Dynamical processes are commonly modeled as Markov processes.¹^,² When making a dynamical model, what is the underlying justification for asserting a Markov model? We show here that Markov modeling can be justified on the grounds of the principle of maximum caliber (Max Cal), the dynamical analog of maximum entropy.³ Max Cal provides a general foundation for stochastic dynamics in the same way that the principle of maximizing the entropy provides a foundation for equilibrium statistical physics.⁴^,⁵^,⁶^,⁷^,⁸

In Max Cal, one begins with knowledge of all the possible microscopic trajectories that a system could take in time. A small number of dynamical quantities are measured (far fewer than the total number of possible microscopic trajectories). These quantities can include known average macroscopic fluxes. The route entropy is then maximized subject to the dynamical constraints on these average quantities (called maximizing the caliber) to build a weighted ensemble of these microscopic trajectories consistent with the constrained averages. The ensemble is then used to infer other dynamical averages and fluctuations.⁹^,¹⁰^,¹¹^,¹²^,¹³^,¹⁴^,¹⁵^,¹⁶ The first application of this basic idea is probably due to Filyukov and Karpov who, in 1967,¹⁷ assumed dynamical microscopic trajectories that could be treated as Markov chains. They then maximized the caliber to parameterize the rates of their model which was assumed to be Markovian from the onset.

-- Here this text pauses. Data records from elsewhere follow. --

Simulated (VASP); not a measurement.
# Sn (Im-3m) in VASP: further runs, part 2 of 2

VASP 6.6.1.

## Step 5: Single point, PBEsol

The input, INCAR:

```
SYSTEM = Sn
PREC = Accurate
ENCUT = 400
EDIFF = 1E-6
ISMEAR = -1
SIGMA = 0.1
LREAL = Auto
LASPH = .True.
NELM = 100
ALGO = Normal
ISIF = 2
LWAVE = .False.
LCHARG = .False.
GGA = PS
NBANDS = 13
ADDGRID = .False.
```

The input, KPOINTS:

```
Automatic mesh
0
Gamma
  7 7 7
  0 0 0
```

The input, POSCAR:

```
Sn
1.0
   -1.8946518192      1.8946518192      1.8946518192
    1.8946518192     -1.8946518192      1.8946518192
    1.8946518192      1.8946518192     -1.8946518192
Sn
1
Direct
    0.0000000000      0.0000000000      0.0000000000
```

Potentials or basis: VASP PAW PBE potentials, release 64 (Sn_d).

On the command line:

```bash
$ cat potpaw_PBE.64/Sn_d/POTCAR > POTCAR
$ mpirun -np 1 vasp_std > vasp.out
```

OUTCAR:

Here, we pose Filyukov and Karpov's problem in reverse and ask: given dynamical constraints, what models will maximize the caliber? The answer to this question is one systematic recipe for building dynamical models. A common approach to dynamical modeling is to assert a particular kinetic model having a given set of rates as parameters. Then, the parameters of the model are fit to the experimental data. However, this type of approach has limitations: the models are often not unique, they are sometimes overparameterized, and they are not guaranteed to provide a principled description of the data beyond the known average quantities that are used as input. We are interested in answering the following question: Without invoking a hypothetical model in advance, how much can the data alone tell us about how to model the dynamics of the system underlying it?

THE MAXIMUM-CALIBER APPROACH

Suppose we have a stochastic process with a discrete state space Γ = {1, 2, ⋅ ⋅ ⋅, N}.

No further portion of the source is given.